Ballin: Monta Ellis, who has it all, was just 5-12 for 14 points through the first three quarters of the Bucks’ matchup with the Magic. In the fourth quarter alone, however, Montassori went for 25 points on 8-10 shooting including a shocking 5-5 from three during a season in which he was shooting an abysmal 24.1 percent from three up to that point. Those five makes raised Ellis’ three point percentage to 25.8, which is still worse than Dwyane Wade, Chris Bosh and Tim Duncan but wow.

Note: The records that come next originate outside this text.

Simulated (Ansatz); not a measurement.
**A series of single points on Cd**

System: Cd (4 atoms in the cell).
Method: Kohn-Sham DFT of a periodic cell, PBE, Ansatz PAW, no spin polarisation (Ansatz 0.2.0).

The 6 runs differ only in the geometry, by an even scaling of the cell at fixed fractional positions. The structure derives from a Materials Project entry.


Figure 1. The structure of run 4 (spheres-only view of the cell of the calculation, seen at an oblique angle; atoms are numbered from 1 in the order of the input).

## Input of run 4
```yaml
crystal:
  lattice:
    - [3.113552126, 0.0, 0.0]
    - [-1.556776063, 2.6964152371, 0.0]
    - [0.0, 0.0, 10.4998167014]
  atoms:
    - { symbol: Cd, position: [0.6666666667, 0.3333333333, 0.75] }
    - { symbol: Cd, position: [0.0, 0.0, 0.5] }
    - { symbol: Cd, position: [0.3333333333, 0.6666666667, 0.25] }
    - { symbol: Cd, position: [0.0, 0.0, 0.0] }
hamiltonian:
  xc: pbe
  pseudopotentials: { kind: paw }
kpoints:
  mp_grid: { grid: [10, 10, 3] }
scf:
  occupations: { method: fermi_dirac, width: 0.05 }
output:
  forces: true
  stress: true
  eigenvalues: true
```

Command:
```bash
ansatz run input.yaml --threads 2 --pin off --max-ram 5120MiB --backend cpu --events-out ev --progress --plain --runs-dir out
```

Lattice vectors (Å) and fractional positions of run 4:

Not so much: Oh cool, J.R. Smith led the Knicks in scoring with 17 points, which is exactly what New York needs with Carmelo Anthony, Amar’e Stoudemire and Tyson Chandler out with the worst collection of mysterious knee injuries since Greg Oden had legs. Oh not cool, he only went 4-20 from the field, turned the ball over three times and had his shot blocked another three times. Vintage J.R.

Sprechen ze: If you were wondering what a 25-point fourth quarter looks like, this is it.

Because I pretty much only remember Brandon Jennings’ 20-point third against the Bulls earlier this season, I wonder if the Bucks lead the league in quarters where one player scores 20 or more points. As with most things offensive, it’s probably the Heat or Thunder who lead the league in this, but maybe it’s the Bucks? Someone look this up. (I’m too busy writing this sentence. Thanks.)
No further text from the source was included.